8/10
A near miss that should have been a classic
11 January 2021
Warning: Spoilers
LP Hartly's wonderfully poignant novel ('The past is a foreign country: they do things differently there'), with its subtle observations of social class and its metaphorical sexual summer-heatwave and zodiacal references, should have been natural territory for director Joseph Losey.

Alas the problem is the adaptation by Losey's celebrated screenwriter Harold Pinter (they collaborated memorably on The Servant and Accident). The shifting chronology is ingenious (Losey even filmed the 'modern-day' scenes on a different film stock to accentuate the difference) but one suspects the ending will leave viewers who haven't enjoyed the book's straightforward narrative structure rather baffled. It makes The Go-Between a coldly formal and dispassionate film, robbing it of the novel's sad revelation of a damaged, wasted life.

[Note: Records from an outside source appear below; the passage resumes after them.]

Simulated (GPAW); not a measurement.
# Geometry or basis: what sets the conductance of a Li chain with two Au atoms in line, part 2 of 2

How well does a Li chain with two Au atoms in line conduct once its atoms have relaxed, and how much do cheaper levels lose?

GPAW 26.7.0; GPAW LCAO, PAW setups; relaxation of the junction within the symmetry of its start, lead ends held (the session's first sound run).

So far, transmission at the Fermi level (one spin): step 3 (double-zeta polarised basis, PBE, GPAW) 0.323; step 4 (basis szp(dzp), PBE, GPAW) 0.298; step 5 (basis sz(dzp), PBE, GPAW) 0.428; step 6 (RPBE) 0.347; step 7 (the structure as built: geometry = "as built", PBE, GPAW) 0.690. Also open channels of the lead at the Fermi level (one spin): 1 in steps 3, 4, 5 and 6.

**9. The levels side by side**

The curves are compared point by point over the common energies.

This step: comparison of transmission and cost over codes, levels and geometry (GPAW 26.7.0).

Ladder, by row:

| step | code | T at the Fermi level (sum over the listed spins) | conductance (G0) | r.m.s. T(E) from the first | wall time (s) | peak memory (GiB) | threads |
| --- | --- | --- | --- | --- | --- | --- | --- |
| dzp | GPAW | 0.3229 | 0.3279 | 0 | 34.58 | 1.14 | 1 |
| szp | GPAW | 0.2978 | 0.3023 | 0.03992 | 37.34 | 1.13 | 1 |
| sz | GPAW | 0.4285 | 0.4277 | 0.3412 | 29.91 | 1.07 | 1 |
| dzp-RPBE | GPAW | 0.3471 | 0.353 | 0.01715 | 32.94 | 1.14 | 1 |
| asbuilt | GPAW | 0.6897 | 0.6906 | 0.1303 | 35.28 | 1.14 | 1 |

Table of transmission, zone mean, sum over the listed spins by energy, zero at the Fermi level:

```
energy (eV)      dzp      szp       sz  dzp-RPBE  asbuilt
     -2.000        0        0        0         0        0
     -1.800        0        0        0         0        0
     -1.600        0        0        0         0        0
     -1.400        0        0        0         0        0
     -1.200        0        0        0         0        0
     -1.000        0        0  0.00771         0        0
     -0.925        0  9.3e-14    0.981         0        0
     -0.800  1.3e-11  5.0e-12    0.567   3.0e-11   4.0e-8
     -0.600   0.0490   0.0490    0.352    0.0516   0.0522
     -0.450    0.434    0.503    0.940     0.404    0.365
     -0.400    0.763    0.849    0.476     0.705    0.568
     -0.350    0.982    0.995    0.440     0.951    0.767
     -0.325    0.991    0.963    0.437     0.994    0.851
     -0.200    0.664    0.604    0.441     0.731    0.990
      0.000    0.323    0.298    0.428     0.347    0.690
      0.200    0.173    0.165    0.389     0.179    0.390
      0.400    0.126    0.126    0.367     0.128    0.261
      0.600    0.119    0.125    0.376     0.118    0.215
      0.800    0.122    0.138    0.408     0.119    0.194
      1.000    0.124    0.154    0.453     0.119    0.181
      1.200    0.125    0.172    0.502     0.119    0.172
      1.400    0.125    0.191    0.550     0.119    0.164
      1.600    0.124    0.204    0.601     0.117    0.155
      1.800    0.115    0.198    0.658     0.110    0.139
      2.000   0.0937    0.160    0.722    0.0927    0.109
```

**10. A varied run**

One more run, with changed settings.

And while it can boast a Best-of-British cast, Julie Christie, though delightful, is too old for the heroine. We never get to know her character quite enough. Alan Bates, meanwhile, stumbles a bit with his Norfolk accent. Dominic Guard, however, is very good as the hapless young messenger.

But Gerry Fisher's superlative cinematography is worthy of Constable country (it's set in turn-of-the-century Norfolk), while Michel Legrand's piano score imposes a hauntingly foreboding edge (arguably perhaps a bit too strident).

A good film but not a great one.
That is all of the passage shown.